Christian fundamentalism provides a politically potent religious justification for the culture war. In The Battle For God (Alfred A. Knopf, 2000), Karen Armstrong provides a framework for understanding fundamentalism's contribution to the right's resurgence. Following the Scopes “Monkey Trial” in 1925, Christian fundamentalism became an object of ridicule throughout the United States. Feeling persecuted and marginalized, American fundamentalists largely withdrew from the mainstream and created a counterculture, one with its own well-organized academic, media, and social institutions. This counterculture gathered in strength until the 1970s, when it aggressively re-asserted its influence in a nation that had until then seemed irreversibly secularized.
Since then, Christian fundamentalists have gone a long way towards not only capturing the Republican Party but also elevating that party to a position of nearly unassailable power. They simply couldn't have made these gains if the Democratic Party hadn't turned its back on America's workers. If those workers still had good jobs, a decent safety net, and political representation, they wouldn't have been nearly as vulnerable to the manipulations of the Religious Right.

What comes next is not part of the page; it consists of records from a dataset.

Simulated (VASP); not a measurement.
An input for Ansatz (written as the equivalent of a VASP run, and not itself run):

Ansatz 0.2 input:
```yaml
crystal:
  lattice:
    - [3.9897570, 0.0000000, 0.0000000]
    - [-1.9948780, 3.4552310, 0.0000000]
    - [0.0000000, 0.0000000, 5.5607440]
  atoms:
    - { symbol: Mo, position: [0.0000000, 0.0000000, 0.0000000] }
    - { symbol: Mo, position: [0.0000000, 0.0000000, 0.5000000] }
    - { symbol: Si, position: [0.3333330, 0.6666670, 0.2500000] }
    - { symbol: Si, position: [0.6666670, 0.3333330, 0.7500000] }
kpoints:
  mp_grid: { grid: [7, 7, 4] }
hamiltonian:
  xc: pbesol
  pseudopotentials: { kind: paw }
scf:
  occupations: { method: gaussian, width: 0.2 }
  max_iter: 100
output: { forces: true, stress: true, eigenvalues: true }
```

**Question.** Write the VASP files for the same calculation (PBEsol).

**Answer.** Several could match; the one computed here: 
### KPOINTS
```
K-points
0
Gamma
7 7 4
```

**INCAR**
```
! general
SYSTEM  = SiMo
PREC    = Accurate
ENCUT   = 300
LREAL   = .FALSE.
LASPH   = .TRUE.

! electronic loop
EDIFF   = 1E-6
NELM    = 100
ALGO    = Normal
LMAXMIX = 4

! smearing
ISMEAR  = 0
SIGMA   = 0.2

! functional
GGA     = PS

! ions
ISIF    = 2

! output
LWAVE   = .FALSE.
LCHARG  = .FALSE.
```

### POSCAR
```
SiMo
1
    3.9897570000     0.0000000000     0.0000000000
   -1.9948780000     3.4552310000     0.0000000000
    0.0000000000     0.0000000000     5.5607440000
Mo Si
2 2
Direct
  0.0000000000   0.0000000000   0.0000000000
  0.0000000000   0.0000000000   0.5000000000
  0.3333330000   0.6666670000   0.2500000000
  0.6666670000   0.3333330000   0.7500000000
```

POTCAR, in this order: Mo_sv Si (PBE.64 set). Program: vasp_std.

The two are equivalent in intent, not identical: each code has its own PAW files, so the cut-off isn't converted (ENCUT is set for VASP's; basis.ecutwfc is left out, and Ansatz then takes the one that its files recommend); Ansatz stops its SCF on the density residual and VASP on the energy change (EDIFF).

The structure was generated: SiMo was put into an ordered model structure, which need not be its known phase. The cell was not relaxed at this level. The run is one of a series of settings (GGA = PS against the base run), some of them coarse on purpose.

The same dynamics could occur in Canada. We’re already barraged by right-wing American media. Through the influence of conservative media empires like CanWest Global, as well as the mounting political pressure on CBC Newsworld to cancel programs like Counterpunch, Canadian news media are already shifting towards the right. As the opposition to same-sex marriage and the growing power of fundamentalists in the Conservative Party demonstrates, Canada’s Religious Right is feeling humiliated, and it’s gathering its ammunition for a culture war. If the provincial and federal NDP parties follow the Liberals down the path of “moderation,” working class Canadians will lose their last political voice in Parliament. This would make them very vulnerable to recruitment by reactionary religious and political movements. We ignore this threat at our peril.